The bad news for Warrington Township, Bucks County, is that it needs to refund more than $1 million collected for a business tax that was ruled illegal this week.

The bad news for Warrington Township, Bucks County, is that it needs to refund more than $1 million collected for a business tax that was ruled illegal this week.

The good news is that the township never spent the money and is prepared to refund up to $13,000, plus interest, to each of 150 businesses, officials said Thursday.

"We're ready to send the checks as soon as possible," lawyer William Casey said. "We'll be glad to get rid of that escrow account. It was a pain."

The Pennsylvania Supreme Court ruled Tuesday that a flat $2,600-a-year tax on businesses that grossed more than $1 million violated state law.

A flat, or fixed, business tax is legal, but not a tax based on gross revenue. By setting the $1 million minimum to exclude smaller businesses, Warrington made the tax illegal, the court ruled.

Warrington started collecting the tax in 2008 to overcome a $400,000 budget shortfall.

Businesses challenged the tax. "Some paid it and some didn't," Casey said.

So the township put the money aside and "balanced the budget in other ways," he said.

The tax was designed to help cover the demands of "big box" businesses on police coverage and other township services. But it also hit small and medium-size businesses, such as card shops, landscapers, dry cleaners, and beer distributors.

"Funeral homes take in a lot of money," Casey said.

The tax "was the same for small companies as for the mega-businesses like Lowe's," said Greg Heller, owner of Heller's Seafood Market on Easton Road for 35 years. "That's close to $3,000, and it makes it hard to compete with the big mercantile companies."

Heller was one of 27 business owners to challenge the tax in Bucks County Court and Commonwealth Court, which both supported it, and the state Supreme Court, which ruled, 6-0, against it.

The township is waiting for an order from Commonwealth Court before it starts mailing refund checks to the 150 businesses, representing about 15 percent of Warrington's businesses, Township Manager Timothy Tieperman said.

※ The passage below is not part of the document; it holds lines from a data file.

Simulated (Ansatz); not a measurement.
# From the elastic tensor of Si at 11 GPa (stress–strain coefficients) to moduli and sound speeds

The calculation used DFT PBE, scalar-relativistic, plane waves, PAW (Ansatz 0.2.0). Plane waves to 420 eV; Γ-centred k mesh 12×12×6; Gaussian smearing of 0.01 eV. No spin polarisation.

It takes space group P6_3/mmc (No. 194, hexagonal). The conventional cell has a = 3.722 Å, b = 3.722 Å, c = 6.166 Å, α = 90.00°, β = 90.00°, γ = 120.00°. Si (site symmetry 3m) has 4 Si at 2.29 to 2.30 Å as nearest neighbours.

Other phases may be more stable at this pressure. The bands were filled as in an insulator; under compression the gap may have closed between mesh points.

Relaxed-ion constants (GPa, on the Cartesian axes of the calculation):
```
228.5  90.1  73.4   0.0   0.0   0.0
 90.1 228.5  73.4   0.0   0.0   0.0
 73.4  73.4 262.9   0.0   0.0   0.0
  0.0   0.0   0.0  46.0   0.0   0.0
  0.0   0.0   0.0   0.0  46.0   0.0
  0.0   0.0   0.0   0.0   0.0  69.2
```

Meanwhile, officials are "trying to get a handle on the amount" of the refunds, since some of the businesses have not been operating the entire time, Tieperman said.

For a company such as Heller's, which paid the tax for five years, the refund would be about $13,000, he said.

"I have no idea what the interest will be, but it's not a lot of money," Tieperman said. "The interest rate was probably less than 1 percent."

He could not say how the money would be handled for businesses that have closed.

Besides losing the more than $1 million, the township paid from $40,000 to $50,000 in tax-collection fees that cannot be recouped, plus thousands of dollars in legal fees, he said.

Officials had been thinking of raising the minimum if the tax was approved, Casey said. "A lot of towns would have followed suit if it was upheld."

The ruling needs to be studied before officials can consider their options, Tieperman said. Next year's $1.6 million budget, which was adopted Wednesday, does not include revenue from the tax.

The ruling was issued more than two years after the state Supreme Court heard arguments on Nov. 30, 2010.

"They can rule at any time," Casey said. "We thought it fell behind a cabinet."